If you have followed the class up to this point, you now have all of the core ingredients necessary to conduct basic SEM analyses! Now, as we move forward with using SEM to characterize a variety of datasets, there are a few odds and ends that are important to know.

# 1 Ill conditioning

Let’s return to our example from Week 1 of the class, which focused on housing prices in Boson. What if we believe that nitric oxide levels (nox) and crime predict home prices? We can add these as predictors to a path analysis, just as in standard multiple regression.

Furthermore, let’s hypothesize that the proximity of a home to large highways (rad) predicts the concentration of nitric oxides, which predicts lower home prices.

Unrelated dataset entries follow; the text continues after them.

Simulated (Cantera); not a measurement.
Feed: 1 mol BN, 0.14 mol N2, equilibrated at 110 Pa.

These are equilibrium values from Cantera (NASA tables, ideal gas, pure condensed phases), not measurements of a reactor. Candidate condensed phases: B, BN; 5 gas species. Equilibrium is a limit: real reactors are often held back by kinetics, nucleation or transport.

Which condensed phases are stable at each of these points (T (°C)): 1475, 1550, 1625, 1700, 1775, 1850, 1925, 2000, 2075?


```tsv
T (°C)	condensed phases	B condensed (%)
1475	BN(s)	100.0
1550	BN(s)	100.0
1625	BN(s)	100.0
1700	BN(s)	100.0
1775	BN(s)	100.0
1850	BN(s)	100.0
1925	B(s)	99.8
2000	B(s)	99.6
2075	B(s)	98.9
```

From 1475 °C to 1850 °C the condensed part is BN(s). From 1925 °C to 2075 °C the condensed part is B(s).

The model syntax could be specified as:

#example dataset from mlbench package with home prices in Boston by census tract
data(BostonHousing2)
BostonSmall <- BostonHousing2 %>% dplyr::select(
cmedv, #median value of home in 1000s
crim, #per capita crime by town
nox, #nitric oxide concentration
lstat, #proportion of lower status
) %>% mutate(log_crim = log2(crim))

lavaan_m2 <- '
cmedv ~ log_crim + nox #crime and nox predict lower home prices
nox ~ rad #proximity to highways predicts nox
'
mlav2 <- sem(lavaan_m2, data=BostonSmall)
## Warning in lav_data_full(data = data, group = group, cluster = cluster, :
## lavaan WARNING: some observed variances are (at least) a factor 1000 times
## larger than others; use varTable(fit) to investigate

The model looks like this (using the handy semPaths function from semPlot):

semPaths(mlav2, what='std', nCharNodes=6, sizeMan=10,
edge.label.cex=1.25, curvePivot = TRUE, fade=FALSE)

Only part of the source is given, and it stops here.